The Disney Channel Just Made History for Having a Character Who Says 'I'm Gay' on Screen | 22 Words

Media plays a huge role in what we think is normal. Seeing ourselves reflected back on TV or in movies can help us to feel accepted, to understand ourselves, or to feel connected to other people like us. So it's always exciting when a TV show breaks new barriers and shows us a new facet of humanity.

You'd be surprised at some of the shows that are making these strides into diversity. Take Andi Mack for example. This Disney channel show might seem like your standard tween fare, but it's been making some "firsts" recently and honestly, we're pretty flipping excited about it.

Yeah, it might seem a little bit counterintuitive to see that "Disney" and "breaking barriers" are in the same article together, but Andi Mack is taking our favorite kids channel to a new level. Let's check out the show and see what it's doing differently, shall we?

What is 'Andi Mack?'

If you're like me, you're too old to know what the heck the kids are watching these days, but apparently, Andi Mack is currently wildly popular on the Disney Channel.

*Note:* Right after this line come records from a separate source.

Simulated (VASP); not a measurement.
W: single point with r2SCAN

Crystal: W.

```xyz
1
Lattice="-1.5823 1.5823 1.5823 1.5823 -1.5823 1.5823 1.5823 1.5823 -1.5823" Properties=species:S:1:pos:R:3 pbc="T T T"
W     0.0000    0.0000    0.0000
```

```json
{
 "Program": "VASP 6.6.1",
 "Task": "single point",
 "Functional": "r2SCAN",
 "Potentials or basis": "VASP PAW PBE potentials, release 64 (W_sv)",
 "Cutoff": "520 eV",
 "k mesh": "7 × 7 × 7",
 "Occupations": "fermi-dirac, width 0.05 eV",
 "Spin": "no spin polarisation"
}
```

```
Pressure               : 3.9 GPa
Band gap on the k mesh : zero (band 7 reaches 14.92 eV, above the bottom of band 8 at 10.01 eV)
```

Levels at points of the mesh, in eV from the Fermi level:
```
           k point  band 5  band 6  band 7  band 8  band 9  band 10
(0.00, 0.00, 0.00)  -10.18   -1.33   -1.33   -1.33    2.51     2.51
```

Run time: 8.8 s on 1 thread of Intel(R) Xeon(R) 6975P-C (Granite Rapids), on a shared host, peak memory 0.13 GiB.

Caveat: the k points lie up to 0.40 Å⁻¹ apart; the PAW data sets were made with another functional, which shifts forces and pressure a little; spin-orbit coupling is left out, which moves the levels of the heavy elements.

It's the story of a normal girl.

Our titular Andi Mack, who discovers that her older sister is actually her mom.

Of course, no Disney channel heroine has to go it alone.

She's accompanied by her best buds, who round out the show.

There's Buffy, the trusted best friend.

Apparently, the name has finally shed is "slayer" connotations and shows are allowed to use it again.

Gotta have a love interest.

Our girl's boyfriend, Jonah.

And Andi's unexpected parents.

After learning that her sister Bex is actually her mom, Andi meets her dad and learns how to have a relationship with her parents.

But we're not here for any of them.

No we're here for a character that's a little something special.

We're here for this guy.

His name is Cyrus Goodman, and this character uttered a sentence that had never before been heard on the Disney Channel.

What did he say?

Casually, almost nonchalantly, our boy dropped the words "I'm gay." The show handled the moment perfectly: his friend Jonah responds with a smile and "Yeah? Cool."

Yeah you heard that right.

The Disney channel now features an openly gay middle schooler. Nice!

Ok ok, back up.

We're going to need to know Cyrus' full story because this kid is making history.

The show starts with Cyrus still uncertain.

His friends set him up with a girl named Iris, but it just doesn't feel right to him.

After breaking up, Cyrus figures himself out.

He realizes he's gay and not only that, he has a crush on his best friend's boyfriend Jonah (the real fear we all have: our gay best friends are far hotter than we are and they're definitely going to steal our boyfriends).

He comes out to his friends.

In a surprisingly realistic turn, the show captures the uncertainty of a young person navigating their sexuality and sharing it with their friends.

But it all turns out ok.

Like many tweens today, the kids of Andi Mack take a gay friend in stride.

And in last week's episode he finally says the words.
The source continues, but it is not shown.